Did the midterms save democracy?

For anyone paying attention, it was clear that the Republican Party intended to use the recent midterm elections to engineer a full takeover of government in 2024 by any means necessary, including cheating and voter disenfranchisement.

The GOP has been involved for years in making it harder for Democrats to vote. Republican state governments employed extreme gerrymandering – given tailwinds by the Supreme Court’s 2013 decision to gut the Voting Rights Act – as well as reducing the number and hours of polling places, restricting mail voting, preventing former felons from voting, and other strategies to cement their control over government at all levels.

Then, in 2020, Donald Trump and the MAGA wing of the Republican party – which a majority of the party’s officeholders were either members of or cowed by – added a new weapon to the arsenal: election denial. Trump showed the way when he lost the election that year by declaring the results tainted by fraud, inducing friendly government officials to do the same, casting doubt among the public about the legitimacy of the ballot, and, when necessary, mobilizing supporters willing to use violence to intimidate or even harm officials overseeing the vote count.

Ultimately, the MAGA strategy didn’t work for Trump. He lost, although only after an all-out attempt to force Republican state officials to alter vote counts , all the while alleging fraud and, in the end, fomenting a violent attack against Congress.

Trump and his allies were determined not to lose again. They saw the 2022 midterms as an opportunity to stuff the ranks of GOP officeholders – local, state, and congressional – with MAGA faithful who would do Trump’s bidding when he ran again in 2024. Especially important were state officials, including governors and secretaries of state, who would be willing to “find” votes to deliver their states to Trump – as top Republican officials in Georgia refused to do in 2020.

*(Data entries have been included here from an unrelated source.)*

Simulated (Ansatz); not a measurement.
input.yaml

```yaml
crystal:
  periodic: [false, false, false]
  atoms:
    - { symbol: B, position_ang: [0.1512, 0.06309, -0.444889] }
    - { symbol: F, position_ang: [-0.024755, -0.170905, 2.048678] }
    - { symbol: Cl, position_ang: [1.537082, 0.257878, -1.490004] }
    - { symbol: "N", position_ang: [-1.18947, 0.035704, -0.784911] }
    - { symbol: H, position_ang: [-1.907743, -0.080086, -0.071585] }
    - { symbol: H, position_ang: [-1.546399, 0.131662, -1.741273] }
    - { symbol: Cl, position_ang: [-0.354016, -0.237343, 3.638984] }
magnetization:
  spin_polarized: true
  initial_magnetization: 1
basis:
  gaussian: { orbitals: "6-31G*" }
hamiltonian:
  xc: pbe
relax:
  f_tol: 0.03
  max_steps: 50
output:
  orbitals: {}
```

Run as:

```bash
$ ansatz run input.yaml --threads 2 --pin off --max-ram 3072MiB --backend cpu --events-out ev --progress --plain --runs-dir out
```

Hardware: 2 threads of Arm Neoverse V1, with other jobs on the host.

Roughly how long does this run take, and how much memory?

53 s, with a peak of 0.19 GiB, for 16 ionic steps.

As we have seen, this ship crashed on the rocks in the general election.

Trump-endorsed candidates badly underperformed their own expectations across the country. Republicans planned to sweep into the House with a large majority and to win the Senate; instead, they barely won the House, Democrats maintained control of the Senate and Trump proved to be a drag on his hopefuls’ chances. In a New York Times analysis of House races, Trump endorsees underperformed other GOP candidates by five percentage points.

Washington Post looked at the outcomes of key races for governor or secretary of state that featured notorious election deniers who could potentially manipulate the 2024 vote count. All of them lost. Across the country, extreme Trumpers lost races that should have been winnable for Republicans, such as gubernatorial candidates Doug Mastriano in Pennsylvania, Tudor Dixon in Michigan and Kari Lake in Arizona. 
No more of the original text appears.